On November 22, 1954, the Pittsburgh Pirates purchased the contract of Roberto Clemente from the Montreal Royals, the Dodgers’ AAA farm club. The right fielder would play eighteen seasons for the Pirates and became the first Latin American and Caribbean player to be enshrined in the Baseball Hall of Fame after his death in 1972.
Former Green Bay Packers offensive tackle Cal Hubbard became an American League umpire on November 4, 1935. Hubbard would go on to become the only person to be enshrined at both the Pro Football Hall of Fame and the Baseball Hall of Fame. He is also a member of the College Football Hall of Fame.
Tigers’ left fielder Hank Greenberg was named the American League’s Most Valuable player on October 26, 1940 for the second time in his career. He hit .340 for the year with 41 home runs and 150 RBIs. Having won the award in 1935 as a first baseman, Greenberg thus became the first player in major league history to win an MVP award at two different positions.

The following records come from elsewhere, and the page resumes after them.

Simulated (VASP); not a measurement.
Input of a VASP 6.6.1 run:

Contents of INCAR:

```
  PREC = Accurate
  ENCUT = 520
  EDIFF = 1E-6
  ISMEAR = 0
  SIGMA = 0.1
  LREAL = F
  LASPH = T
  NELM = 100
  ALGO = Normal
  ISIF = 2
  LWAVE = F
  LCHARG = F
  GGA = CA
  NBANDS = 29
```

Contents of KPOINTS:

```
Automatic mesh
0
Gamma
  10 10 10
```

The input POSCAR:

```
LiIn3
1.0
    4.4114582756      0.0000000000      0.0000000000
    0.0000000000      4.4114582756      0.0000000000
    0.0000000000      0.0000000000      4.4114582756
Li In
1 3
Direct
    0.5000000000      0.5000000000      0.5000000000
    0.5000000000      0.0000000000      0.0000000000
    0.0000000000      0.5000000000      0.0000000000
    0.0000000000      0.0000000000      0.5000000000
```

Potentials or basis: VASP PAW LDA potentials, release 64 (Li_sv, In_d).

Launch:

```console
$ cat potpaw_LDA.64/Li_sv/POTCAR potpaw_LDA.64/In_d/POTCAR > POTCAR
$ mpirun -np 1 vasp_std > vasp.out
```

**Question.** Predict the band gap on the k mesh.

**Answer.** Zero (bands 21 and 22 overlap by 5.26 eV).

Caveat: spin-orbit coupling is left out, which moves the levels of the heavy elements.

On October 20, 1910, pitcher Jack Coombs, a.k.a. “Colby Jack,” threw a six-hit complete game to defeat the Cubs, 12-5. The Philadelphia pitcher’s performance came on just one day of rest and gave the Athletics a 3-0 lead in the World Series. Coombs would win three of the A’s four victories in the Series.
On October 10, 1924, the Washington Senators and the New York Giants were tied 3-3 going into the bottom of the twelfth inning in Game 7 of the World Series. Senators catcher Herold “Muddy” Ruel came to bat and hit a high, foul ball directly over home plate. Giants’ catcher, Hank Gowdy, removed his protective mask to field the ball, but neglected to toss the mask aside. Gowdy stumbled over the mask and dropped the ball, thus allowing Ruel to continue his at-bat. Ruel proceeded to hit a double, then scored the winning run of the Series on a ground ball by Earl McNeely that made its way past the third baseman.
Jack Chesbro of the Highlanders recorded his 41st win of the season on October 7, 1904 when he defeated Boston, 3-2. Chesbro’s 41 wins are the most in a single season by a pitcher in “modern era” major league baseball (the modern era defined as having begun in 1901).
Having led the American League in batting average (.377), home runs (9), and RBIs (107) during the 1909 season, Ty Cobb became the first player in Major League Baseball history to win the Triple Crown without hitting a ball over the fence. Astonishingly, all of Cobb’s homers for the year were inside-the-park home runs.